My Lords, might I intervene before the noble Lord moves on? It is fractional so far as the individual goods being sold are concerned; maybe it is fractional if you can persuade people to take less wages if your company is not doing well—that is rare; but it is not fractional when you are paying the rates as a commercial ratepayer.

Lord Ponsonby of Shulbrede

My Lords, it is fractional if it is broken down. I should like to take the noble Lords, Lord Mottistone and Lord Tordoff, off on another point. I am afraid this is a hobbyhorse of mine. They both raised the red herring about the tourists not paying sufficient tax, and raised the question of a tourist tax. One always feels compelled to remind people who raise this point that the tourist, through the VAT which he pays on his hotel bill and the VAT which he may pay in other ways, produces many millions of pounds of tax revenue each year for the Government. That should not be forgotten.

Returning to London Transport, what we have so far as London Transport is concerned, basically, is that more of their total income is coming from subsidy and less from fares. As we have seen, for a metropolis this appears to be a more effective way of apportioning the total amount of money needed in order to run an effective transport system in a metropolitan area.

How a subsidy to London Transport should be paid has been raised by a number of noble Lords. Lord Underhill's Bill provides a stop-gap solution to this problem. It returns the GLC to the position in which it was before the Law Lords' ruling. But, as several noble Lords have hinted, this may not necessarily be the right and ultimate solution to London's traffic problems. The noble Lord, Lord Marsh, has said that the level of subsidies should not be paid by the ratepayers alone. He in fact advocated, and he was supported by the noble Lord, Lord Plummer, that London Transport should be handed back to national government. I think indeed that my noble friend Lord Pitt of Hampstead agreed with this solution.

Lord Pitt of Hampstead

My Lords, I indicated that I would not quarrel with that solution.

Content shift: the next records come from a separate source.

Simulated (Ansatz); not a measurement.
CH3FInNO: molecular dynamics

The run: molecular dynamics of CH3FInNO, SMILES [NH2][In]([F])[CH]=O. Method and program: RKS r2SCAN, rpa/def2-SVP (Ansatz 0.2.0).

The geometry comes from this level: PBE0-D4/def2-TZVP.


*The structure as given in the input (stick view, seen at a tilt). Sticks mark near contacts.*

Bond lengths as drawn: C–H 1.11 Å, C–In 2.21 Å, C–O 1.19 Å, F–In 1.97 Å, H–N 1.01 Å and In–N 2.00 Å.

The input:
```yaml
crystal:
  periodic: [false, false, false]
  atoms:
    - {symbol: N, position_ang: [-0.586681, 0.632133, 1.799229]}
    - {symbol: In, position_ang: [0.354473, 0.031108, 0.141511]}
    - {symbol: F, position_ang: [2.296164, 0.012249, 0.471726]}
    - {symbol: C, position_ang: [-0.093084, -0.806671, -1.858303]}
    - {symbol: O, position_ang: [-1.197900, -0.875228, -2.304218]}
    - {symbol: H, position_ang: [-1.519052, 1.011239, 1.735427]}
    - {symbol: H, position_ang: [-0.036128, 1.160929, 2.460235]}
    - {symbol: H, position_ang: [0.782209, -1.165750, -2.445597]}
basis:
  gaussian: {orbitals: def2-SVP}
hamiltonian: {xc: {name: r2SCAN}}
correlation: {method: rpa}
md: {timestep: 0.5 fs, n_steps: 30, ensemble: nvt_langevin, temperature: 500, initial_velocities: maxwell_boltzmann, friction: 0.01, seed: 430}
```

Lord Ponsonby of Shulbrede

However, my Lords, the noble Lord, Lord Pitt of Hampstead, went on to say that it was of the utmost importance how people travelled around London, and underlined the importance how people travelled around London, and underlined the importance which I do not think was underlined by many other speakers, of having an efficient and effective system; of having a high quality of service. The question of a high quality of service can go hand in hand with the other points we have mentioned.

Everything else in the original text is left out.